Introverts - if this is scary for you, that's ok. Start by asking another family out to a picnic. Invite a family to spend the afternoon at the beach with you. I promise. Using your house as an outreach point is like a secret weapon - it shows you are open and welcoming in a very tangible way. Try it, you'll like it!
Extroverts - quick, get some dates on the calendar. Remember to invite new people, not the same wonderful crowd you love. You extroverts are inspiring, because you understand how it strengthens a relationship to have people in to your home. It is vulnerable. It is opening your life to your guests. It is honoring them through the invitation, and God through obedience.
In your area, start by checking www.kidsbowlfree.com and www.kidsskatefree.com and also search "free kids movies summer" to see if theaters near you have a slate of weekly movie showings for kids - free! - and search "free museum days near me" to find museums with free admission days. :D
Funny thing? Spouses aren't really much different. Enjoy time with them. Do somethig, anything, or nothing. Sit and hold hands.

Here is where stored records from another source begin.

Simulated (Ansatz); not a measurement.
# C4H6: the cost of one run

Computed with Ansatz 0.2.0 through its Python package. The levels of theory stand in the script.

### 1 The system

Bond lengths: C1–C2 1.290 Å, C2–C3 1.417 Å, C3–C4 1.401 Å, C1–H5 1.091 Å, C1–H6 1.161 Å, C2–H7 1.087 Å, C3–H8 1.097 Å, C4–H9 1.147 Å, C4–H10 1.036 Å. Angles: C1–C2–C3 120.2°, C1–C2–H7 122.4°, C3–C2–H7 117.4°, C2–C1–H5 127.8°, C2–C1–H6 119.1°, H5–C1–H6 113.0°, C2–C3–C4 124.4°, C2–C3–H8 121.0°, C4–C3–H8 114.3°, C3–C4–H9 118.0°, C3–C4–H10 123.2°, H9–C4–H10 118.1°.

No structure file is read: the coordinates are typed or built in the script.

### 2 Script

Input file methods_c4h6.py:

- Let’s talk about Book/CDs. THIS IS MY FAVORITE THING EVER. Each of my two year olds got a VERY SIMPLE CD player. Now they can have quiet time....quietly!!! (Library, make own books on CD). Best of all? Using a simple free software program like Audacity (for windows), grandparents can record themselves reading books, burn it to a CD, and send it to your sweet babe in a ziploc with the book. Bingo!! Afternoon quiet-time just got a lot happier!
- Croquet sets are remarkably sturdy & fun, will last FOREVER.
- Make a washoos game. The instructions are at : http://www.instructables.com/id/Build-A-Three-Hole-Washers-Board-Game/ and this is tons of fun. Lawn games in general are great to have set up when you have people over, or go camping, or just have a family challenge night. Check Pinterest for d-i-y lawn games, lots of easy stuff to make that you can keep for years).
- Volleyball net & ball will double as badminton setup, and even fairly little kids can play that if you set the net really low! My kids loved playing badminton pretty early. They didn't keep score, but just counted how many times they could bat the "birdie" back and forth without it dropping - hey, look! Non-competitive, cooperative play! :D
- Kiddie pool. If you have a spot in the yard, this will actually SAVE you money! 😃 I have also bought a little plastic pool and filled it with sand to make a summer-time sandbox for sand play for the little guys. They love it. Try to find a spot under a tree...that sand gets HOT.
I hope you find something that blesses your summer!